People & Events
George Eastman was born on July 12, 1854, in Waterville, New York. His father, George Washington Eastman, ran a business school where he taught bookkeeping and penmanship, but had to work a second job selling fruit trees and roses, which forced him to split his time between Waterville and Rochester, New York. The young George Eastman was thus raised mostly by his mother, Maria (Kilbourn) Eastman, from an early age, and entirely by her after his father died in 1862. In 1870, his older sister Katie, who suffered from polio, died as well, leaving the Eastman household permanently scarred by misfortune.
At the age of 15, the family since having moved to Rochester, Eastman quit school and took a job as an office boy to help support his family. In 1875 he became a junior bookkeeper at the Rochester Savings Bank. By saving scrupulously, he was able to consider a career in real estate and in 1877 made plans to travel to Hispaniola, where a boom in land speculation was underway. Convinced by a friend that he could best document with the trip with a camera, he bought his first photographic equipment.
The excursion never took place, but Eastman was hooked on photography. He sought out the two amateur photographers in Rochester, George Monroe and George Selden, and became their willing pupil. A subscription to the "British Journal of Photography" inspired him to make improvements in dry-plate photography, then an inferior alternative to wet-plate photography (a process in which a glass plate was exposed and developed while wet). These experiments resulted in a formula for gelatin-based paper film and a machine for coating dry plates. He went into business selling dry plates in April 1880, in a room above a music store in the financial district of Rochester.

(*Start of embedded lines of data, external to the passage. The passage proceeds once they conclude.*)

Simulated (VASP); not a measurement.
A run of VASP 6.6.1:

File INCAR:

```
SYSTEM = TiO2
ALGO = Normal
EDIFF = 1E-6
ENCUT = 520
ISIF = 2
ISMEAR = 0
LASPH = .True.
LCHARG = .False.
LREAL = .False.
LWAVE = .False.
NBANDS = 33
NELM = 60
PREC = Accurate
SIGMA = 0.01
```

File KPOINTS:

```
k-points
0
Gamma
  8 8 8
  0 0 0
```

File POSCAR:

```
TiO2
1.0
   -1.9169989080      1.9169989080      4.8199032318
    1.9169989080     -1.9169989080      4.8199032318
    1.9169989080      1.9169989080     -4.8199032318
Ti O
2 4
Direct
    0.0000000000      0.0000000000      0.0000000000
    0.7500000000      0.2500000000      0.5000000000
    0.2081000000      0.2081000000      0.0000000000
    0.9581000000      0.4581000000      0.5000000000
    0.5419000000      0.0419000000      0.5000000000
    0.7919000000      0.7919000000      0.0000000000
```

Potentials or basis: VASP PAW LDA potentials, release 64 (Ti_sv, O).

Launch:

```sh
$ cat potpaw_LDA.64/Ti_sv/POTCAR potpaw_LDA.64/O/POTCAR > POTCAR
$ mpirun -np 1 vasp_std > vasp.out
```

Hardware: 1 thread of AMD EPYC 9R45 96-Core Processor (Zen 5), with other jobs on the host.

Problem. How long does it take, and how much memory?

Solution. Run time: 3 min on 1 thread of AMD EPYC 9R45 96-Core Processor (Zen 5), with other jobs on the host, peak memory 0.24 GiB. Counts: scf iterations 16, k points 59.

Eastman's career received a boost when E & H.T. Anthony, the premier national photographic supply distributor of the day, began buying his plates. For a time, he continued to work at the bank, but offered his resignation in September 1881, after being passed over for a promotion that he felt was rightfully his.
For Eastman, the 1880s was a dynamic decade. In 1884, he hired William Hall Walker, a camera inventor and manufacturer, and together they designed the Eastman-Walker Roll Holder, which allowed photographers to advance paper film through a camera rather than handle individual plates. The roll holder came to define the basic technology of cameras until the introduction of digital photography in the late twentieth century. More immediately, it became the basis for the first Kodak camera, initially known as the "roll holder breast camera." The term Kodak, coined for the occasion by Eastman himself, first appeared in December 1887.
While the first Kodak camera was wildly popular with amateurs, the paper film used in it gave mediocre results. Henry Reichenbach, a chemist hired to work on emulsions, was asked to come up with a transparent, flexible film. Success came in February 1889, when Reichenbach attained a solution that, when flowed over glass and allowed to evaporate, would produce a transparent flexible film that could then be cut into strips and inserted into cameras. This film, which was used by Thomas Edison in his early experiments with the motion-picture camera, became the centerpiece of the Eastman empire, although the patent for it was later successfully contested.
In the 1890s the Eastman company fell on hard times with the departure of Reichenbach and a national financial depression, but it had recovered by 1900, the year that the company introduced the Brownie camera, which sold for one dollar. With the coming of the twentieth century, a combination of innovation, perseverance, and hardheaded business sense had put the Eastman company at the forefront of the photographic industry internationally, a position it has never relinquished.
George Eastman never married, although he carried on a long platonic relationship with Josephine Dickman, a trained singer and the wife of business associate George Dickman, and he became especially close to her after the death of Maria Eastman in 1907. A noted philanthropist, Eastman gave away more than $100 million to charities and made a point of doing so during his lifetime, rather than setting up a foundation. He was also an avid traveler and music lover. Facing the prospect of life in wheelchair, he took his own life with an automatic pistol on March 14, 1932.